The Independence Generation
Is understanding the developing world's habits of memory key to understanding its aspirations?
January 15, 2000
Go to Iran and look — and listen — closely enough. You will discover a phenomenon that can tell you something important about our age.
Iran is a land where more than half the population was born after the Islamic revolution in 1979.
And yet, you will find that not far beneath the surface, there is a powerful nostalgia for Mohammed Mossadeq, the secular prime minister deposed in a U.S.-backed coup in 1953.
The question is not why or how a nation whose population is so young could cultivate its memories of a leader whom most inhabitants could not possibly remember personally.
The question is why one finds the very same preoccupation with former leaders (and supposedly of ill repute) so often — and in so many other places in the developing world today.
In Guatemala, there is a similar reverence for Jacobo Arbenz, the country's elected president until the Central Intelligence Agency organized a coup to unseat him in 1954. In fact, the U.S.-engineered coup in Iran became the model for the Arbenz operation a year later.
In India, independence leader Jawaharlal Nehru remains a hero for many — even as the nation struggles to evolve beyond the Fabian socialism that served as the foundation of his ideas.
The list goes on. In Ghana, it is Kwame Nkrumah — and in Egypt, it is Gamal Abdel Nasser.
In Indonesia, another nation with a demographic profile heavily tilted toward the young, there is the very same regard for Ahmed Sukarno or Soekarno, the nation's flawed but charismatic founder. He, too, was president until he was toppled in a CIA-backed coup in 1965.
There are fewer mysteries in any of this revivalism than there are useful lessons.
Focus on understanding the developing world's habits of memory — and we can understand its aspirations in the global era.
Among the remarkable aspects of the post-Cold War world is how faithfully humanity has picked up where it left off 50-odd years ago.
In many ways, it is as if half a century of East-West conflict had frozen politics and history in time.
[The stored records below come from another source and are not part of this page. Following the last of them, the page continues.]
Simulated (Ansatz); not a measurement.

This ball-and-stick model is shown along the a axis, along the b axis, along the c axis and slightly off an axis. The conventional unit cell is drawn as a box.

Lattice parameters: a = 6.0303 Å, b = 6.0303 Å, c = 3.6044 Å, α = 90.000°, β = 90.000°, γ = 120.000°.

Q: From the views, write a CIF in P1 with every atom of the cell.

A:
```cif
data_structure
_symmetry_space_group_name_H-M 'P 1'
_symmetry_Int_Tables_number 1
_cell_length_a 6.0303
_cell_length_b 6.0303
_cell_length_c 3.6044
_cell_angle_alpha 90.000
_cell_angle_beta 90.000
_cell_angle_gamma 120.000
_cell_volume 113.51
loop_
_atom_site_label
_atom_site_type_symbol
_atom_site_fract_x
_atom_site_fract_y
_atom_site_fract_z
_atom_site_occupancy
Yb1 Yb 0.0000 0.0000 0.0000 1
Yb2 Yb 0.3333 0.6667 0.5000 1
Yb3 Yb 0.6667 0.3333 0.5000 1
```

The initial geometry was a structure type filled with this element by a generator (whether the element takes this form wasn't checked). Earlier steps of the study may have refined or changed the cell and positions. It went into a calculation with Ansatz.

For example, many Iranians now seek the very secular democracy Mossadeq stood for in the early-1950s. Indonesia's declared goals today — stable democratic institutions and national integration of its disparate population — are those Sukarno set when he became the brand-new nation's president in 1949.
Let's pause here to note an important feature of the generation of leaders that many developing countries now tend to evoke.
Not one was without his faults. Corruption and cults of personality grew like weeds around more than a few. They were by definition politically immature.
Power tended to concentrate around them even as many of their policies failed — often causing more harm than good.
What frequently amounts to the wreckage of these upstart national leaders' legacies is apparent enough today.
To invoke them now, therefore, is an act of selective memory. But that is not to say we cannot learn from what and how people choose to remember the pasts they have inherited.
By 1965, when Indonesia's Ahmed Sukarno was deposed in one of the postwar era's bloodiest coups, this first generation of leaders in the developing world was beginning to pass into history.
This makes it possible for them to assume a kind of symbolic status. What, then, does the "independence generation," as it is often called, symbolize in the global era?
If its members now have "iconic" status, what do these icons mean for the future?
It is not so much their ideas, as the vision that produced them. They suggested a way by which their nations could contend with the powers that had so recently ruled them.
The charisma that was often an aspect of their political styles was important, too. It gave their people a sense of identity to which they had never before been given the right.
Most of all, these leaders imparted the values of idealism and human agency. The assumption was that the world was common property to be made over as we — all of us — saw fit.
There was no thought then of "it has to be this way" — no fatalistic conviction that "there are no alternatives," as Margaret Thatcher would often put it during her years as Britain's prime minister.
It is precisely these idealistic values, I would argue, that many countries are missing today.
This is why we must look beyond the problems of the independence generation to recognize the poignant truth buried in the developing world's way of remembering it.
Global integration, as it has been conceived, has been cast as an inevitable process over which no one has any control.
People cannot make decisions: Only markets make them — as if markets were autonomous mechanisms free of all human intervention.
This is borne out domestically by the political culture in the industrialized world as well. We live — by and large — in a leaderless age.
Opinion polls rule, and what surveys and "focus groups" tell political consultants the public wants is what determines what elected leaders deliver.
Leaders as followers: It is already a defining characteristic of political life in the United States, in Europe — and it is spreading.
What are the exceptions to this grim picture? My list includes Kim Dae Jung, who just stepped down as South Korea's President, Mohammed Khatami, Iran's embattled reformist, Vaclav Havel of the Czech Republic — and the quiet but not ineffective Megawati Sukarnoputri, Indonesia's President and daughter of the country's founder.
It is useful to recognize these leaders as the inheritors of that first post-war generation. They were unafraid to offer a personal vision of our era.
Each operated on the assumption that we live in an age of many alternatives.
We can reshape the global enterprise to make it work the way we think it should.
Cultures and civilizations can co-exist. Differences can not be just tolerated — but in the best of outcomes celebrated.
These are a few of the principles that the best of the present era's leaders stand for.
Let us not make icons of them: Once again, they all have their flaws.
And let us entertain no illusions as to whether their ideas will easily prevail. They might, eventually — and hopefully they will. But it will not be easy.
It is remarkable how many of today's most interesting leaders and thinkers represent nations in the developing world.
But the same was true two generations back, when the "independence generation" was walking the face of the earth.
Author, Columnist and Asia Editor, The Globalist Patrick Smith has been a correspondent, editor, critic, and essayist for more than three decades, chiefly in Asia. He has also lectured widely on journalism and foreign affairs. He served as the Hong Kong correspondent of the International Herald Tribune and later its Tokyo bureau chief. In 1985, […]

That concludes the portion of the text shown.